One challenge the initiative is trying to address is administration of Constituency Development Fund (CDF) in Ntchisi and Rumphi. This has proved to be thorny between councillors and parliamentarians. In contrast, in areas where the relationship between a councillor and a parliamentarian is cordial, development projects are going on smoothly.

Traditional Authority (T/A) Mwamlowe, for example, says Local Development and District Development funds (LDF/DDF) are working well. But he says they have problems with CDF.

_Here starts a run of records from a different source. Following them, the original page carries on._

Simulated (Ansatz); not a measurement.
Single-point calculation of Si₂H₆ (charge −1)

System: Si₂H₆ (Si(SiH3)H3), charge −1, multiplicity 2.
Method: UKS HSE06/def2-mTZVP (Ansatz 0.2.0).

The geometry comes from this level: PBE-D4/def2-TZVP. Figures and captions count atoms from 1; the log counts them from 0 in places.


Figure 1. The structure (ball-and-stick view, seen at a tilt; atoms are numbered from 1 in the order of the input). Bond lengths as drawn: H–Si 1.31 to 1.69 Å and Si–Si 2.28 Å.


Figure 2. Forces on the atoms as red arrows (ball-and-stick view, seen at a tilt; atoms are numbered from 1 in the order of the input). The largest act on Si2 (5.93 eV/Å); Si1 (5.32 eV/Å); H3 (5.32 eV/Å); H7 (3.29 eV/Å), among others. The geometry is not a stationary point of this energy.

“This is because this fund is under the mandate of the parliamentarian. As such, village development and area development committees (VDC/ ADC) are not consulted on design and implementation of the projects. The committee is for the party only and not the area, so they just go and buy materials without consulting us,” T/A Mwamlowe says.

Director of Planning and Development at Rumphi District Council Frank Mkandawire agrees with Mwamlowe that CDF management has been a bit problematic, especially from the identification and then through to the implementation of the projects. VDCs and ADCs are not having full participation in the projects.

“As a council, we noted there were problems of monitoring, hence compromising the quality of the works of CDF resources. This time around, we have put in remedial measure to avoid the problems we had last time. No project will be implemented if the CDF form is not endorsed by the VDC and ADC and put aside five percent of the CDF to be used for monitoring to ensure quality of the works,” Mkandawire says.

On land access and control among women, T/A Mwankhunikira of Rumphi says there is need to consider allocating land to women just like we do to sons. He says there is need for deliberate mechanisms in place to ensure equal distribution of land to children, adding with equality and equity coming into play, there is a need to ensure mass civic education.

“I took the initiative to share part of my personal estate to my sister who had come back to the village after end of marriage to allow her to farm on it, a thing my brother refused to do,” Mwankhunikira says when asked if anything is being done in his area on access to and control of land, especially among women.

In Paramount Chief Chikulamayembe’s area, culturally, land is shred among men.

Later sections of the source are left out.